Who would have thought that JJB's suspended chief executive Chris Ronnie would be one of the first symbols of “the new era of responsibility” outlined by newly elected President Barack Obama?

The timing of the Stock Exchange announcement of Ronnie’s suspension, just minutes before Obama’s fumbled swearing in, was uncanny.

In Obama’s inauguration speech to 2 million Americans eager for change and transparency after a term in office rocked by sleaze and misgivings, Obama talked of the need to “spend wisely, reform bad habits and do our business in the light of day” to restore trust between a people and their government.

The words could be applicable to a retail sector that is undergoing its own allegations of immorality.

Ronnie is among a string of directors whose conduct has been called in to question in recent weeks. Carphone Warehouse co-founder David Ross was caught up in a storm earlier this year when it was discovered he had pledged shares as collateral for a personal loan.

In contrast to Ross, however, Ronnie’s alleged indiscretion – an investigation has been launched into a transfer of shares he previously controlled – has raised concerns over his ability to run the beleaguered sportswear chain, which has been teetering on the brink since before Christmas.

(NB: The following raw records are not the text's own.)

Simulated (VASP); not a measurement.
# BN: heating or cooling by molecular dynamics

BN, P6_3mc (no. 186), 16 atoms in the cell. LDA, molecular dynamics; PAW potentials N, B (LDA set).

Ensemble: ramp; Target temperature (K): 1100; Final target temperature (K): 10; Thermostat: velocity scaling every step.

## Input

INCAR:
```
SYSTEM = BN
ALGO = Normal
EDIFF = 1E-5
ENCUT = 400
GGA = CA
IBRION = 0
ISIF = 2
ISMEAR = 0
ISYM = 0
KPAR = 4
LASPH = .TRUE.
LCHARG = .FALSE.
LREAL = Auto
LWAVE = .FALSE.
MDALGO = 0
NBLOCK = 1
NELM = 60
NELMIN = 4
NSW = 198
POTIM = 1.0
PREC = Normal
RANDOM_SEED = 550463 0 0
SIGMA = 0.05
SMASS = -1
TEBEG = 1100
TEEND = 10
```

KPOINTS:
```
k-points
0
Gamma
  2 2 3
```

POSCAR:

It seems that all that rival sportswear retailer Mike Ashley’s former right-hand man has achieved in his time heading up JJB is a falling share price and the disastrous acquisition of JJB’s lifestyle brands, Qube and Original Shoe Company – the two brands that respected new executive chairman Sir David Jones has had to all but write off.

The emergency drafting in of Jones and former Selfridges boss Peter Williams immediately unearthed the circumstances surrounding the missing share holding and surely must precipitate Ronnie’s inevitable departure.

The conduct of company directors is increasingly coming under scrutiny by the media, with pre-pack administrations providing the fodder for Fleet Street’s most recent offensive.

Rising concerns over the use of pre-packs, as outlined in Retail Week last week, are warranted when the creditors’ best interests are not at the heart of the pre-arranged sale of a struggling business and when bad management is back at the helm within hours of forcing the business in to administration.

While administrators are required to investigate directors’ conduct as part of the pre-pack process, they are required to complete their investigations within six months of being appointed, by which time the deal has been done, debts dodged and negative obligations stripped.

The issue of conflict of interest between the owners and directors and the administrators is open to abuse by the nature of the administrators very appointment by mangement.

The use of pre-packs is likely to continue but toleration of shady practices will not in the recession-hit UK.

A toothless attempt to tighten up the guidelines surrounding pre-packs has been outlined. An investigation in to the practice by MPs will take place next week. It will allow MPs to be seen to put pressure on a controversial practice as the Government attempts to claw back support following the banking world’s own crisis revelations.

In the “new era of responsibility” it will be unacceptable if retailers are not more accountable to their creditors, staff and customers.

In the words of the man finding his feet in the world’s most powerful position: “Our time of standing pat, of protecting narrow interests and putting off unpleasant decisions – that time has surely passed.”